The musings of one Andrew Langer - defender of liberty, passionate protector of individual rights, foodie. (Note: Said Musings of Andrew Langer are his own, and the views represented herein are likewise his views, and not the views of any other people, entities, foodstuffs, etc [unless otherwise specifically and explicitly noted].)

Monday, August 01, 2005

Roberts and Regulation: The Ever Present Achilles Heel

We've briefly mentioned the cost and impact of regulations here on the Liberty Blog. It's a subject we're going to be discussing quite a bit, but I wanted to talk about regulation in the context of Judge Roberts' nomination to the High Court.

Regulations (or "regs", in the common parlance) are the little-understood but singularly important component of our American system. They're like that not-distant-enough relative that each of us has in our family: you know he's there, you try not to think about him, but he shows up at every family gathering and has the potential to ruin each one. You'd rather he didn't swing by, but he has to.

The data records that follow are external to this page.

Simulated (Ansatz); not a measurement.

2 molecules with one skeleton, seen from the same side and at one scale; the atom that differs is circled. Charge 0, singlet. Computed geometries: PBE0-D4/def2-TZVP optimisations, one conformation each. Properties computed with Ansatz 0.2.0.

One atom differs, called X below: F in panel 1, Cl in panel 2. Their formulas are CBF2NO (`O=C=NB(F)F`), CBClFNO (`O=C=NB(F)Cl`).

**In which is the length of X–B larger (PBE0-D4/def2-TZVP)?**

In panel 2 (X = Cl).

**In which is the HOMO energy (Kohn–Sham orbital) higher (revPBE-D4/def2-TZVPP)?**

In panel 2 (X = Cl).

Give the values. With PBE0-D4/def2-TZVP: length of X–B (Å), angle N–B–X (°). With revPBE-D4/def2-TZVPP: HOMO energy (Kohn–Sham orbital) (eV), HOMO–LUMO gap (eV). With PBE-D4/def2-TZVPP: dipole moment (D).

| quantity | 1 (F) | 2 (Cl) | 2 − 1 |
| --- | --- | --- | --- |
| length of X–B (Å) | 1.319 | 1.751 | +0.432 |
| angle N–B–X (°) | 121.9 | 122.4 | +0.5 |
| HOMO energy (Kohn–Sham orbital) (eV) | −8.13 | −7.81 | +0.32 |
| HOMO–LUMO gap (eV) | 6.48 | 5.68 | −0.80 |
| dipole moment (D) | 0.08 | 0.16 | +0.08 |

Regs are that essential component of our system of checks and balances: Congress passes the laws, and the regulations are the manifestation of the executive branch's interpretation of the law. In future writings, I'll give a primer on what comprises sound regulatory policy (essential elements like comparitive risk assessment and sound benefit-cost analysis). Today, however, is a discussion of regs in the context of the High Court, and the importance of a having a sound regulatory mind sitting in review there.

We know, from a soon-to-be-updated SBA study, that regs cost small businesses (those with fewer than 20 employees), roughly $7,000 per employee per year ($6,975) to be exact. That means that for a small business with ten employees, there's roughly a $70,000 regulatory compliance cost each year. If you're trying to hire full-time workers, that could be the equivalent of three new employees, at a decent wage and with benefits.

For firms with more than 20 employees, that number drops by about a third. This study, called the "Crain and Hopkins Report" (available at the SBA's Office of Advocacy: ), is currently being updated and is under peer review. Hopefully, we'll have a new figure this fall.

There's a cost in paperwork, too. NFIB's Research Foundation has studied the costs of paperwork, and their research indicates a direct cost for businesses of roughly $50 per hour, generally, for paperwork. That number changes depending on the type of paperwork. Tax paperwork, for instance, which constitutes roughly 80% of the paperwork burden, costs nearly $75 per hour.

And this is when folks can figure out what they actually need to do.

That's why it's foolhardy to talk about "regulation without costs" - there are real world implications to what Washington does, and we've seen this impact in places like Ohio and Michigan, where the cost of regulation has meant tremendous losses in jobs.

People got this during the last election. John Micklethwait from "The Economist" considered small business John Kerry's Achilles Heel, in no small part because of the impact regulations on small business, and the fact that John Kerry not only had no plan for limiting that impact (no plan, at least, that he was articulating at that time), but also that there was every indication that the cost of regulation would rise tremendously under a Kerry presidency. That's why I think small business really was the deciding factor in this election - and one of the criteria was this regulatory burden that they face each and every day.

Which is why a nomination like Roberts to the Supreme Court _IS_ so important - it's another indication that this administration does (for the most part) understand this burden. Litmus test issues aside, having a nominee who understands that there are limits to government and that the default position of governing is not more regulation (or that it ought not to be) should be a defining characteristic of a nominee from this President. This is part and parcel of the balancing of the High Court.

Roberts, a thoughtful and deliberative jurist, has demonstrated an ample understanding of the importance of a sensible regulatory state - and that government power ought to be constrained to the limits initially envisioned when this nation was founded. Rancho Viejo v. Norton is a prime example of this: Roberts wanted to enforce the Constitution's limits on federal power (the interstate commerce clause) as applying to an endangered toad (that was not in interstate commerce) found on land where someone wanted to build houses.

Roberts gets, for instance, that the housing sector is one of the sectors of the economy firing on all cylinders, and that when push comes to shove, it's important to make sure that federal policy that moves towards overstepping its Constitutional bounds isn't allowed to wantonly squash that sector. As a practicing attorney, Roberts was on the right side of a number of regulatory cases dealing with employment and environmental regulatory law (as one would expect).

From the perspective of sound regulatory policy, Roberts is a good pick. He understands the impact, and, what's more, understands the philosophies that, when ignored, exacerbate this impact considerably. And in the face of such ignorance, he's willing to step up and make a stand to protect America's entrepreneurial spirit.

Courage like that is precisely what the High Court needs.